Every spring and summer Ninuku women forage and clean tatu gum-nuts, quandong, and other seeds from the bush, which are painted to create beautiful jewellery such as necklaces, bracelets, and earrings. Every piece is made by hand, by artists from Kalka, Pipalyatjara, and Irrunytju communities of the Tomkinson Ranges. Each piece has a unique motif, no two are pieces are ever the same. Gumnut jewelry is a favourite at markets and festivals, a portion of their profits also help support our daily lunch program for all artists.
ABOUT THE ARTIST
Angkaliya Nelson was born in 1960 at the Ernabella Mission in Pukatja, South Australia. She later grew up in Amata, where she met her husband and had two children. During the late 1970s and the “Homeland Movement”, Angkaliya and her family made the move west to Pipalyatjara to be closer to her traditional home lands. She continues to live in Pipalyatjara today.
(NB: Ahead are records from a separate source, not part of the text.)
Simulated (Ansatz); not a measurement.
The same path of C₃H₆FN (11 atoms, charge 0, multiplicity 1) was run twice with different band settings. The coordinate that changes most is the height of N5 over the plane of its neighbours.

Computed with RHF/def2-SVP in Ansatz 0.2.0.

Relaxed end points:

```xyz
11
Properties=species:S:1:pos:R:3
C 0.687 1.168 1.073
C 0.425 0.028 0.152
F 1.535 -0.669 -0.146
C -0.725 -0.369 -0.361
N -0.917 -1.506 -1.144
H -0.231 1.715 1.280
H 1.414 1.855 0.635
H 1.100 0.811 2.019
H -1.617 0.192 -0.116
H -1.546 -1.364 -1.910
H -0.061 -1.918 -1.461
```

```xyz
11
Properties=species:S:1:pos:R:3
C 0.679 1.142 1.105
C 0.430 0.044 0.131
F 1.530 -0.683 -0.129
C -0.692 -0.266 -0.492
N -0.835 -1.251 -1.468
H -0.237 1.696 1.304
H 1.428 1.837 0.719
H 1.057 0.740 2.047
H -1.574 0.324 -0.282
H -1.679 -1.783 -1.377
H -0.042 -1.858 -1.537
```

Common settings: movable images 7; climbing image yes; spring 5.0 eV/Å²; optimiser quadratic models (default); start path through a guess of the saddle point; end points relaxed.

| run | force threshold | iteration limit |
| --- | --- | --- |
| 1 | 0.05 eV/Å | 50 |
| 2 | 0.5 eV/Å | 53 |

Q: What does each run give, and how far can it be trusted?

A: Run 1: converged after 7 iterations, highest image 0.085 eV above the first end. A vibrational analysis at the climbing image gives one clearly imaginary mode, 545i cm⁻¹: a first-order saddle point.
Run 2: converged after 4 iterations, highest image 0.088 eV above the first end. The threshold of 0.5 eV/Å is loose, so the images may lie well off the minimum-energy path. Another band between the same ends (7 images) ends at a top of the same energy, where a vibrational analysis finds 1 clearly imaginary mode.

Angkaliya is a highly skilled craftswoman and artist. Like many other Anangu women, she has learnt the craft of ‘punu’ (wood carving and burning) and ‘tjanpi’ (grass weaving). In all of her crafts, including her modern dot work paintings, Angkaliya draws influence from ‘Mamungara’ and ‘Kungkarrakalpa Tjukurpa’, Seven Sisters Dreamtime stories.